An employer has said that advertising your desire to vote ‘no’ in SSM is ‘hate speech’
A worker known only as Madeline has been dismissed from an entertainment company in Canberra after she said on social media that it was okay to vote ‘no' in the upcoming same-sex marriage vote.
The owner of Capital Kids Parties, Madlin Sims, said on a private Facebook post that "homophobic views being made public are detrimental to the business and don't align with my personal values or morals as the owner of the business".
She also argued that advertising your desire to vote no for SSM is, in her eyes, ‘hate speech’.
"Voting no is homophobic. Advertising your homophobia is hate speech," Sims wrote on Facebook.
"As a business owner I can't have somebody who publicly represents my business posting hate speech online.
“It’s bad for business... I don't like s*** morals... I don't want homophobes working for me, especially in an environment with children.”
She added that “it's not okay to vote no and it's not okay to be homophobic”.
“This isn't a matter of opinion or even religion. It's a matter of the love & livelihood of real human beings,” said Sims.
Speaking on Sky News, Madeline insisted she wasn't a homophobe and she has a history of working positively with children.
"I am the oldest of eight kids, I have helped in Sunday schools and church camps and kids camps," she said.

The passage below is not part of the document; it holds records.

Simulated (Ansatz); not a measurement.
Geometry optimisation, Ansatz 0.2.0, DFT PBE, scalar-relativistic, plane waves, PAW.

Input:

“This is a democracy and we were given the options and asked, as Australians, to vote yes or no and it is my opinion to vote no.”
Madeline added that she didn’t feel her job should be taken away just because she has an opinion that someone disagrees with.
"To be called a homophobe and to say I’m a risk for the children I work with and the families of the children that I work with, I highly disagree," said Madeline.
The Fair Work Ombudsman is currently aware of the matter and in order to judge whether workplace laws have been breached she will be contacting the parties involved.
Under the Fair Work Act, unlawful workplace discrimination occurs when an employer takes adverse action against an employee or prospective employee due to their political opinion.
Liberal Senator Eric Abetz said Sims had made a fundamental attack on free speech and that it is unlawful for an employer to sack an employee on the basis of a political opinion.
“I am hopeful that it will be fully investigated and, if appropriate, prosecuted,” he said.
“To assert that voting no is homophobic as claimed by the employer is demonstrably false and indicative of the unacceptable bullying and name-calling engaged in by the ‘Yes’ campaign.”
HRD contacted Capital Kids Parties for comment, but did not receive a response prior to publication.